About computing environments for reproducible science

A few weeks ago I gave a lecture for the Spatial Ecology course to introduce a handful of junior and not-so-junior researchers from various domains to the not-so-nice world of scientific computing environments.

Poor Galileo working on modern computer

For people interested, here are my slides about this topic. They are somehow specialized for the Python ecosystem (which has become nowadays the programming language adopted for scientific computing in multiple contexts), where, in the last few years, a lot of evolutions have taken place for the management of dependencies and the management of the computing environment. This problem is amplified in the HPC context (I already wrote a semi-serious post about such an argument).

I also cited guix without more details (it was impossible to deal with all sub-topics in the lecture, and I know that multiple listeners already had problems fully understanding the matter).

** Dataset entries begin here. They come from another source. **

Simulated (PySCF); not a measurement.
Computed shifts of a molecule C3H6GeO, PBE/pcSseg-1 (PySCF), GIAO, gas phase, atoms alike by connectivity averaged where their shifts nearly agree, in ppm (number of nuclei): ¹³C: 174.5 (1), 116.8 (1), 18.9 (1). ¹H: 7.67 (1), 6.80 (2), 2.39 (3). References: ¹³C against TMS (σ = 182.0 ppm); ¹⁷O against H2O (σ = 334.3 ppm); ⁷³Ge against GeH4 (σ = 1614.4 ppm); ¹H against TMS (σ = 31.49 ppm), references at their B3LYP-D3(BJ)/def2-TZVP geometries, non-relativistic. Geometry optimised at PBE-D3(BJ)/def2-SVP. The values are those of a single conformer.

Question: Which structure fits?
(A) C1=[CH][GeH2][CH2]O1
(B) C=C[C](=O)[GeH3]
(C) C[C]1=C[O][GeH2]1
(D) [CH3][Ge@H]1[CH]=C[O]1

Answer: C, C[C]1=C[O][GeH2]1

Reasoning about that, it is not a silly idea to write some blog notes about the whole topic. First of all, what is the context? Reproducible science is not a novel matter. Any scientific experiment should be reproducible, starting from the same data and giving comparable results: this is the basis of the scientific method (Galileo docet). In the context of scientific computing, that implies that the whole execution environment should be fully reproducible in order to ensure the possibility of replication of the executions, with the same outputs starting from the same inputs. Possibly later on, running on the same platform, or after deployment on a new, completely different system.

The key point is that the long-term reproducibility of such results on current platforms and with current languages is minimal, to be generous. Having the full source code of a Python notebook, a git source repository, or anything comparable is simply only the starting point. The sad reality is that in practice, the source code has, in too many cases, a lifetime of a few months because of the understimation of such a problem by the average scholar. When following a few good practices, such a lifetime can be extended to a few years, maybe.

When I wrote my thesis, too many years ago, I developed the whole C source for execution on a parallel computer of the time. It was a Meiko Computing Surface, a SIMD platform based on INMOS Transputers. The C code used a proprietary message-passing library, CSTools, to enable communication among T-800 processors (unfortunately, there is no relation with the Terminator series, sorry). Now, it is somewhat expected that a code based on a dead proprietary library running on a dead hardware platform could have reproducibility issues today, after more than 30 years.

What is unexpected is that one could have the same reproducibility problems after 30 months, or in some limited cases, after 30 days. I mean both at the binary and source levels, often. Now, part of the problem is due to the FAFO attitude of some development communities. Not all teams are like the GDAL one, which is capable of maintaining the same well-refined APIs for dozens of years. More usually, from time to time, new versions of libraries and tools introduce expected or unexpected breakages against past versions and APIs, which backfire on programs that use them. In other cases, new versions can fix and/or introduce bugs of primary interest for dependent software. Those are the main reasons to meticulously annotate and document every single version of direct and indirect dependencies. This is somewhat solved by dependency resolvers, as explained in my lecture. But that's only part of the whole chain.

Unfortunately, nowadays this chain of dependencies traverses a single language and crashes against system-level dependencies, including the whole operating system, with its system compilers, interpreters, and libraries. This problem is amplified in a fully containerized world, which is nowadays used intensively. Depending on a third-party-provided binary image taken from any hub out there is not a safer approach. Such images can disappear from night to day or have a limited lifetime, so the conscious scholar should also develop his/her own from scratch, which often is particularly out of the skill perimeter of the average scholar.

This is exactly where Guix tries to give an answer. Guix is a source-level package manager with a set of full descriptions written in Guile Scheme for the whole chain of dependencies up to the kernel level. Combining such an analytical description of the system for any built artifact in the timeline from the starting point (derivations), along with the possibility to use build systems to cache binary artifacts (substitutes), and install any software at the user level, does allow the creation of a source-level definition of a full execution environment.

Such an ambitious goal is not without problems, as magistrally summarized by Ludovic Courtès here, but anyway it is at light-years of distance from the possibility of the average deployment system that needs instead continuous babysitting in order to ensure a working environment.

What is probably of interest for general consumption would also be a consistent additional security tagging for derivations in order to fast identify sources with known CVE-tagged versions in the chain of dependencies. That would increase the level of self-awareness when the Guix time machine is used to go back in the past and pick some sources from Pandora's box. It would also be of considerable interest in the SBOM context outside the perimeter of science computing.

So, guix is not perfect, but again a sure advancement towards reproducible computing environments, which currently lack in a way or another in the science domain (and not only that).